WebSphere Portal takes advantage of all of the fundamental J2EE services and components such as naming, security, EJBs, Servlets and JSPs. By doing so in a fabulously creative and inventive manner, the portal provides a boatload of functionality over and above what someone would expect from a basic J2EE environment.

Why is the portal so hot?

The portal is a complete environment for managing and integrating a large number diverse applications and user repositories across an enterprise wide system.

A single administrative interface makes it possible to manage users, applications, content, look, feel and navigation of an entire website. Centralized administration of a huge web based infrastructure is probably the most compelling reason for adopting the portal.

How does a portal facilitate application development?

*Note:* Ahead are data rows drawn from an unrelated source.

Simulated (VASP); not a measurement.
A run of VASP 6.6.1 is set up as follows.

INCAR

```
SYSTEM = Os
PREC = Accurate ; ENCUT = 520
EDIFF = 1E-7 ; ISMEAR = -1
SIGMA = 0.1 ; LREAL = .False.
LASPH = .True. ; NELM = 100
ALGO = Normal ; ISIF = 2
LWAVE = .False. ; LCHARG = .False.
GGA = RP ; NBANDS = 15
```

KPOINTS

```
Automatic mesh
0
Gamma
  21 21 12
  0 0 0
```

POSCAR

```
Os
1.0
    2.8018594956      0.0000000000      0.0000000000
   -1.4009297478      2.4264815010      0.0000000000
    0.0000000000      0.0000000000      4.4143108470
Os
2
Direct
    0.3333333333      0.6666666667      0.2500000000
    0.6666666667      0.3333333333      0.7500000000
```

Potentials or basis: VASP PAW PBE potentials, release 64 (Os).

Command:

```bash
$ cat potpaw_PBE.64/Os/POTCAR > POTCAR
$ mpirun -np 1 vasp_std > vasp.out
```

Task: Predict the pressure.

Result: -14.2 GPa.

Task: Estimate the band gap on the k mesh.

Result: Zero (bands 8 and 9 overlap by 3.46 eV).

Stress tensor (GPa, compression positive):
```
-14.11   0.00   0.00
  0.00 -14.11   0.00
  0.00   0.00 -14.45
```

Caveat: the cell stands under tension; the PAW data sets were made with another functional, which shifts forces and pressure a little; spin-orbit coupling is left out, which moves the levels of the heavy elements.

Rather than developing Servlets, as one would do if they were putting together a typical J2EE application, a portal developer develops something called a portlet.
A portlet is similar in many ways to a Servlet. A portlet handles a request and must subsequently figure out how to respond. However, the big difference between a portlet and a Servlet is the fact that a portlet is responsible for rendering only a small portion of the web page that is returned to a client. Because the page that is sent back to a client is actually a combination of the output from many portlets, along with the inclusion of skins and a theme, the response a portal sends back to a client is usually referred to as a portal page.
A portlet is given a small square on the overall page that is sent back to the client. The final page that gets aggregated and sent back to the client can be made up of many different and diverse portlets, some which might be completely independent, while others might actually interact with each other.
The portal provides a very pluggable environment.
What is the benefit of developing portlets instead of Servlets?
By only being responsible for a very small slice of real estate on the portal page, a portlet is forced to be highly focused and very specific in nature. Creating portlets is simplified by the fact that their purpose is very clear, and unlikely to be the victim of feature creep.
Furthermore, with a portlet, the developer can be very focused on business logic and functionality and avoid many of the frustrations associated with generating a handsome looking page.
The job of creating a handsome overall look and feel for a portal page is delegated to graphic designers and html experts who put together special portal components called skins and themes. Portal embraces an MVC framework, and abstracts the view portion out to a much higher level than typical Servlet-JSP applications do.